The Autobiography of Mark Twain just became the number one best-seller on Amazon. This means people have to come up with something new to say about Mark Twain 100 years after his death. Like: was Mark Twain a blogger?

Mark Twain expert Robert Hirst had this to say about Mark Twain's posthumously published memoir, which goes on sale Nov. 15th: "Partly a journal, partly a diary, and partly recollection. So yeah, I think of it as a kind of blog, a blog without a web!" Is The Autobiography of Mark Twain the world's most successful blog-to-book, ever?

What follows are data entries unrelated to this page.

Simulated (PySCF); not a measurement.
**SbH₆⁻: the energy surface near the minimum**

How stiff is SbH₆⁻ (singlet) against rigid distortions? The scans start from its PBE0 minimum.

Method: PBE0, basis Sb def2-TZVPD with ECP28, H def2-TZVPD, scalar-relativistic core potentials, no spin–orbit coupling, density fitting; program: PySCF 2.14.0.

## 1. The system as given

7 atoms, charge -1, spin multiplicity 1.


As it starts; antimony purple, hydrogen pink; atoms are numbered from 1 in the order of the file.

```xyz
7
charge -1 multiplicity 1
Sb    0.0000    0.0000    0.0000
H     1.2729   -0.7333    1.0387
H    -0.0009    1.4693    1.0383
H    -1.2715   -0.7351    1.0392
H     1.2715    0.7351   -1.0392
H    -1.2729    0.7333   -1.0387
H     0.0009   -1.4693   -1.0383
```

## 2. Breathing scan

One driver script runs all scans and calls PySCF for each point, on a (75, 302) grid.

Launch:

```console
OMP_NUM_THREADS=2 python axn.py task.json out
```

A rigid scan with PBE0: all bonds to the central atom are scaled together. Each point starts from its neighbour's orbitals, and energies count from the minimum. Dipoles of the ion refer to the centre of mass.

Let's examine the case for and against Mark Twain as blogger:

For

  • Mark Twain's early non-fiction articles and sketches, written for long-dead newspapers like the New York Tribune and the Alta Californian really did resemble blog posts: Short, witty, sometimes observational and sometimes explanatory, with the occasional bizarre flight of fancy.
  • Like some of today's notable bloggers, Mark Twain smoked incessantly.
  • Bloggers are deeply involved in the technical aspects of their publishing—What's the HTML tag for centering a photo?—in a way print journalists and writers are not. Mark Twain was similarly obsessed: He wasted most of his fortune trying to develop a complicated printing press that he thought could revolutionize the industry.
  • Mark Twain blogged—er, wrote about a vibrating sex toy in his memoir. Can you say, "overshare"?

Against

  • Mark Twain was rich for a while and owned a giant, hideous mansion in Connecticuit. No bloggers are rich.
  • Mark Twain smoked, but he smoked a pipe. If bloggers were ever caught smoking a pipe today, we would be mercilessly mocked, by other bloggers.
  • The only way people could correct his typos were via telegraph, not annoying comments.
  • The Internet didn't exist, and neither did blogs.

So, no, Mark Twain wasn't really the world's first blogger. He was a very good writer, though.[CBS.]